Observability has transformed the world of monitoring, and for good reason. Thanks to an abundance of available tools, it’s easier than ever to ship code, but that also means software environments are more complex than they’ve ever been. As our software development practices have evolved, so have our systems. It’s no longer enough to ask if something is wrong in our software stack; we must now also ask why. This is the fundamental function of observability.
To achieve observability, you need to instrument everything and view all your telemetry data in one place—and there are plenty of ongoing debates about the best ways to do this. At New Relic, we believe that metrics, events, logs, and traces (or MELT for short) are the essential data types of observability. When we instrument everything and use MELT to form a fundamental, working knowledge of connections—the relationships and dependencies within our system—as well as its detailed performance and health, we’re practicing observability.
If you’re just getting started with observability, though, the full value of MELT might not be completely clear. There’s a good chance you’ve heard these terms before, but can you confidently describe the differences among them?
Starting with a simple vending machine as an analogy, this guide will walk you through an explanation of metrics, events, logs, and traces, and will demonstrate:
How they differ from one another
When to use one versus another
How they’re used in New Relic One, the first observability platform
Note that we start with events because they are the most critical data type for observability. Events are distinct from logs—they are discrete, detailed records of significant points of analysis but provide a higher level of abstraction than the details provided by logs. Alerts are events. Deployments are events. So are transactions and errors. Events provide the ability to do fine-grained analysis in real time.
Part 1: Events
Conceptually, an event can be defined as a discrete action happening at a moment in time. So, to start with our vending machine analogy, we could define an event to capture the moment when someone makes a purchase from the machine:
At 3:34pm on 2/21/2019, a bag of BBQ chips was purchased for $1.
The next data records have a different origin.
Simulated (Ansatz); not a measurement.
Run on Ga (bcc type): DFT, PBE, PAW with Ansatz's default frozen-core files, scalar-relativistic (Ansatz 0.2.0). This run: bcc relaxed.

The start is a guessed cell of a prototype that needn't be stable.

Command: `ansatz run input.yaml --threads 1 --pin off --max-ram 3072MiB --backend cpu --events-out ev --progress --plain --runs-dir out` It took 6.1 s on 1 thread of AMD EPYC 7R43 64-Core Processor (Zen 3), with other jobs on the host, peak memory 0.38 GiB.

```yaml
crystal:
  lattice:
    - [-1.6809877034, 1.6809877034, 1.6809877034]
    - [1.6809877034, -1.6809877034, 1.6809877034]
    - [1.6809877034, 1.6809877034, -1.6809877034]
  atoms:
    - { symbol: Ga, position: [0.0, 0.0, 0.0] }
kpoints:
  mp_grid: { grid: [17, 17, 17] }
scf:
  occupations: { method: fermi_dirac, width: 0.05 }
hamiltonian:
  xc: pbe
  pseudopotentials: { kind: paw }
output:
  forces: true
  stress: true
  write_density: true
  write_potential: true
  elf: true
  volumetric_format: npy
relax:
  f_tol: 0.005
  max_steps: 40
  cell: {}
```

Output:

Here’s what this event data could look like stored in a database:
We could also define events for actions that do not include a customer, such as when a vendor refills the machine, or for states that are derived from other events, such as an item becoming “sold out” after a purchase.
You can choose which attributes are important to send when defining an event. There’s no hard-and-fast rule about what data an event can contain—you define an event as you see fit. In New Relic, for example, all events have at least a Timestamp and an EventType attribute.
You can also attach multiple measurements as attributes to a single event (although at New Relic, a better way to report metrics would be to use the metric telemetry type, explained in Part 2: Metrics).
How are events used?
Events are valuable, because you can use them to confirm that a particular action occurred at a particular time. For example, we may want to know the last time our machine was refilled. Using events, we can look at the most recent timestamp from the Refilled event type and answer this question immediately.
Because events are basically a history of every individual thing that happened in your system, you can roll them up into aggregates to answer more advanced questions on the fly.
Continuing our PurchaseEvent example from above, imagine that we had the following events stored:
With this data, we could answer practical questions such as, "How much money have I made this week?"
Because we have a history of every purchase event stored, we can simply sum the Value column and see that we’ve made $4.25.
Events become more powerful when you add more metadata to them. For example, we could add additional attributes, such as ItemCategory and PaymentType, so we could run faceted queries against our PurchaseEvent data.
Now we can ask questions such as:
How much money did I make off of each item category? (Snacks: $2.75, Drinks: $1.50)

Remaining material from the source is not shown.